Björk’s aural embroidery

Guitar Player, 1er janvier 2005

“Songwriting is like a thunderstorm building up inside me,” says Icelandic singer/songwriter Björk. “If I don’t write songs, I get all bottled up. It’s almost like a survival mechanism.”

The sonic provocateur recently unleashed Medúlla [Elektra/Asylum], an innovative album created almost exclusively from human voices without resorting to a capella cliches. Björk searched for inspiration across 18 different recording locations, including New York, Iceland, Venice, and the Canary Islands. During each stop, she explored myriad moods and voices via contributors such as Faith No More frontman Mike Patton, Inuit throat singer Tanya Tagaq Gillis, human beatbox Rahzel, and the Icelandic and London Choirs. Epic production and sonic manipulation followed, resulting in the most atmospheric, minimalist, and intriguing effort of her career.
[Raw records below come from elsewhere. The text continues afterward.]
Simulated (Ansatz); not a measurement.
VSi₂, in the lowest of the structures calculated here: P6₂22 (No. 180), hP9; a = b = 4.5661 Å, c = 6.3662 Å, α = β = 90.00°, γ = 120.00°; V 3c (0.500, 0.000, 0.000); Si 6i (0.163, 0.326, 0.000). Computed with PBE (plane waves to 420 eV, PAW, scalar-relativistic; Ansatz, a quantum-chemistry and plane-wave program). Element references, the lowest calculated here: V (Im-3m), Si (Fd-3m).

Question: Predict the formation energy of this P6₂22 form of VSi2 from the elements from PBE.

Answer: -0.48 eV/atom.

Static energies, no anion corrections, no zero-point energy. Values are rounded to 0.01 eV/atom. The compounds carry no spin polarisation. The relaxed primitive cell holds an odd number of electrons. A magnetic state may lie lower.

“In a lot of ways, this album goes back to a place I was in when I was 18 years old,” she explains. “I was being quite intuitive and singing along with things without analyzing what I was doing. I was saying a lot of words that didn’t naturally make sense to me, but they represented a flow of consciousness that was just kind of improvised. For my last album, Vespertine, the lyric writing was almost scientific. I wanted that album to be about being introverted and anti-social, and to capture that feeling of being underneath your duvet in your bed creating a magical world under your pillow. I was really excited to not be that scientific for Medúlla. I just wanted to sing, sing, sing, and be quite physical. I just let whatever came out come out, and then I sat down with my librarian hat on and analyzed things.

“For me, music has to have a little speck of intrigue or the unknown. Also, I’m an old-school romantic in the sense that even if you write songs about dark stuff, the root of the song should be about going through the tunnel and coming out on the other side with a happy ending. I’m not into songs that are just about self-pity or self-indulgence. I usually look at songs as little trips that show you going on your way to some other place.”

While Björk often juxtaposes spontaneity and analysis—and obviously toils very hard to illuminate the subtleties of her songs—the actual act of composition has eased as she has matured as a writer. “I’m not as restless as I used to be,” she says. “Now, I can really sit down in a chair for a few hours, and songwriting can be more like I’m doing embroidery—with the same attention span required. It isn’t that hard to write songs. You just have to roll up your sleeves and do it.”